My first trip to Europe, loving the canals of Amsterdam
My father's parents immigrated to Canada from the Netherlands in the late 1950s. Up until then, their families had a long-standing history of living in the Netherlands, originating from the island of Terschelling. Later, family spread out to Amsterdam, Ede, and Castricum. To this day I have family living in Almere and other smaller townships, and I would love the opportunity to reunite with them. As I found out during my last trip to the Netherlands Consulate General in Toronto, I was considered to be a Dutch National until 1995, when the government required a re-application of all Dutch/Canadians (we did not know this, and thus, my Dutch National status was revoked.)

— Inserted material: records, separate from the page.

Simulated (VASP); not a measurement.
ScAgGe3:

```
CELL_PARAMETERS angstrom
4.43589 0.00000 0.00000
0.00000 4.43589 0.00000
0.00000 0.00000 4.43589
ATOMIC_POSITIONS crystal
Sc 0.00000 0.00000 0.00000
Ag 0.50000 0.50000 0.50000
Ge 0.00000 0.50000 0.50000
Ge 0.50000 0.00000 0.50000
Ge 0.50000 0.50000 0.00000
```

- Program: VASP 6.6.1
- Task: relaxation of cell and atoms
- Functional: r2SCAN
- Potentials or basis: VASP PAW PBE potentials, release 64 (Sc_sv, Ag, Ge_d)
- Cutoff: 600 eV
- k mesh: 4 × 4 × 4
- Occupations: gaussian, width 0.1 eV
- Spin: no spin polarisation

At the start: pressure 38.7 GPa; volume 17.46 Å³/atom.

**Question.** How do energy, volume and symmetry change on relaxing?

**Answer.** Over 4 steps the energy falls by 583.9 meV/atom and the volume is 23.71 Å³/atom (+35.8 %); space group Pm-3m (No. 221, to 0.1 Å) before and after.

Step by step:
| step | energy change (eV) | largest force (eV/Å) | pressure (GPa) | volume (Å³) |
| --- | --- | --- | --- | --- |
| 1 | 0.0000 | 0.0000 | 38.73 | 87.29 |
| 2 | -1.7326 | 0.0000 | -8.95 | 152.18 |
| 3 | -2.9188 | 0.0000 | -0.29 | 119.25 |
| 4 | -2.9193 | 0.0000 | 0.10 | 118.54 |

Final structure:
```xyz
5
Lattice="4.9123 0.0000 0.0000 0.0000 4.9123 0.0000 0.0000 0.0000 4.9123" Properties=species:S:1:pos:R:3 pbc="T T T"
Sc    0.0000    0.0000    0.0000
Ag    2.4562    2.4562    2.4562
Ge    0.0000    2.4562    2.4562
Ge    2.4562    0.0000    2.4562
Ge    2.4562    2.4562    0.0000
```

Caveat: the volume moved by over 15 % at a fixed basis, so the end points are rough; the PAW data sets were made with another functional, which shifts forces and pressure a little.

After learning that I was a Dutch National until I was 9 years old, I began to think about my relation to this wonderful European nation. My mother's family is a mix of British and Polish, and yet I always identified myself with my father's Dutch background. Perhaps this had to do with my distinctly Dutch appearance (6 ft tall with blond hair), or maybe my closeness to my Oma and Opa. We had always grown up eating Hagel Slag on our toast, gouda cheese slices on our bread, and oliebollen at Christmas/New Years. When friends would ask what my ancestry was, I would simply reply "Dutch". It's funny how we sometimes identify with one culture over another. While yes, I did drink lots of tea and enjoyed watching Wimbledon on the telly, I never was prone to thinking of myself as a British descendant. Furthermore, my mother always made cabbage rolls and perogies, yet Polish was something that I did not see myself as. Again, this may have to do with my closeness to my paternal grandparents. Their home was full of treasures brought over from Holland, from the gorgeous Dutch countryside paintings to the Delft tiles, it was like a little piece of Europe had arrived in Canada. The familiar sounds of my Oma and Opa speaking to one another in Dutch throughout my childhood also resonates with me, although at the time, I never understood what they were saying. I remember my first trip to Amsterdam, a weekend business trip after my 3rd year of University. I heard small children speaking Dutch to one another, and I instantly associated them with elderly people, they having been the only people speaking Dutch that I had heard in my life.
It always strikes me as odd how my boyfriend's website was sold to a Dutch company, and that I have ended up living in this ancestral country. Out of all the countries and businesses in the world, it seems serendipitous that he would sell his website the day of my final university exam, and that my "gap year" would be spent reuniting with the streets, farms, and language of my paternal ancestry.
It often feels like fate that I have had this opportunity.
To walk along the same cobblestones that my great-great-great grandparents did. To visit the Waterlooplein Flea Market where my Opa would ride his scooter, and to visit the Westerkerk that had hung, embroidered, in a frame on my Oma's wall. My journey to the Netherlands is not just an opportunity to travel and have fun. This trip has meant an opportunity to find myself and to understand more about where I have come from. My boyfriend is always amazed at how sentimental I become, and how many small details I remember about the Netherlands as a country. To me, these are so important, and are threads woven into the fabric of my family's history.
Today is my niece's first birthday. With big blue eyes and blondish hair, she already is a little Dutch girl. While I try to bring her home clog slippers and Nijntje books as much as possible, I hope that she will grow up hearing the stories of her great-grandparents and listening to tales from the Netherlands. When she's older, perhaps I will take her to this country so that she, too, can learn about her history.
It's funny how life comes full circle sometimes. Me, as a 22-year-old Dutch descendant, cycling around Amsterdam along the same path that my Oma did some 50 years before.